Daimler AG plans to launch a wireless electric vehicle charging (WEVC) system, manufactured by an unidentified Tier 1 power electronics supplier, using technology licensed by Qualcomm. Qualcomm said that with the facelift of the Mercedes-Benz S550e in 2018, Daimler will launch the first WEVC system among hybrid vehicles.
That means the owner of the car will be able to park it on top of a special pad overnight and it will start charging – no cables involved. The technology, which comes from Qualcomm’s Halo division, represents the first “plug-in vehicle” that will come with a wireless charging option from the automaker. After-market options for the most popular electric vehicles have been available for a few years now, noted Auto Blog.
Qualcomm has been working with automakers for quite some time to conduct testing and refine the WEVC, including with the official FIA Formula E Qualcomm Safety Car. On a race track, the safety car drives ahead of the pack and is used to control speeds if there’s an incident. Qualcomm said the lessons it learned on racetracks around the world led up to the consumer debut of the technology.
Qualcomm Halo uses resonant magnetic induction to transfer energy wirelessly from a ground-based pad to another pad integrated in the vehicle. Energy is transferred quickly to the automobile’s battery.
In the short term, Qualcomm said that proving WEVC’s commercial power will help expand the exploration for its use in pure electric vehicles, which have more demanding batteries than their hybrid counterparts. While the 3.6 kW WEVC system is adequate to charge a plug-in-hybrid battery, a pure electric vehicle with a 30-40 kWh battery will require double or even triple the charging power to fill up in a reasonable amount of time.

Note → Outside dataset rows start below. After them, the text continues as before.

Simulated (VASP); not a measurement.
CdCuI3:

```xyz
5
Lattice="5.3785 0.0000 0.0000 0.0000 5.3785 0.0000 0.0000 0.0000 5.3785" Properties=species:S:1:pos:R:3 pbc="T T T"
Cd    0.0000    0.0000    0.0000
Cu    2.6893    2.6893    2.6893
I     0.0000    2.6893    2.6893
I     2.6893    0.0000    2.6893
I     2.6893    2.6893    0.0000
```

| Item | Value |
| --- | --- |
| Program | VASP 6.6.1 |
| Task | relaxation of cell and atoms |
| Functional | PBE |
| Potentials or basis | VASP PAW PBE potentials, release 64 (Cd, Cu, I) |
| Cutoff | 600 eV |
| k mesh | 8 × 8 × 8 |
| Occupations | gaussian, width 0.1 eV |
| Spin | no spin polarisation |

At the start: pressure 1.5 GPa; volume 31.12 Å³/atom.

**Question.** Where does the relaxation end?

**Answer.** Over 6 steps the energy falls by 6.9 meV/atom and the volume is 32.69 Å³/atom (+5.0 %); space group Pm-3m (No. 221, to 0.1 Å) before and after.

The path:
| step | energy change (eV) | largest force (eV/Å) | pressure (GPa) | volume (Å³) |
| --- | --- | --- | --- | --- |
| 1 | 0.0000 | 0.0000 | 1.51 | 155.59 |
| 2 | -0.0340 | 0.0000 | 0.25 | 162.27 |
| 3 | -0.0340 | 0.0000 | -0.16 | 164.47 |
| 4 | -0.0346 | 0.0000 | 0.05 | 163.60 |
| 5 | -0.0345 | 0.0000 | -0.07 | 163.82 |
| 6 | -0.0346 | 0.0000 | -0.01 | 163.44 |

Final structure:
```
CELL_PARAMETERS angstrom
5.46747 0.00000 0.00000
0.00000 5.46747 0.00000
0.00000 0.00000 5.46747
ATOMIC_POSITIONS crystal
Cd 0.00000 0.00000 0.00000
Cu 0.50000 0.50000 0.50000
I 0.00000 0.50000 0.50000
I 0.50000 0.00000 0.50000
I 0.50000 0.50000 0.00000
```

In the long term, “it marks an important step in making self-driving cars truly autonomous – you cannot call a car 'autonomous' if it cannot fuel/recharge itself,” Qualcomm said.
Last year, Qualcomm and Daimler announced a strategic collaboration focused on the connected car, so this development doesn’t come as a huge surprise. The two companies said the first phase of their collaboration would focus on transforming future vehicles with mobile technology that enhances in-car experiences and vehicle performance. Such features include wireless charging for in-vehicle use and implementation of the Halo WEVC technology for charging electric vehicles and plug-in hybrid EVs without plugs.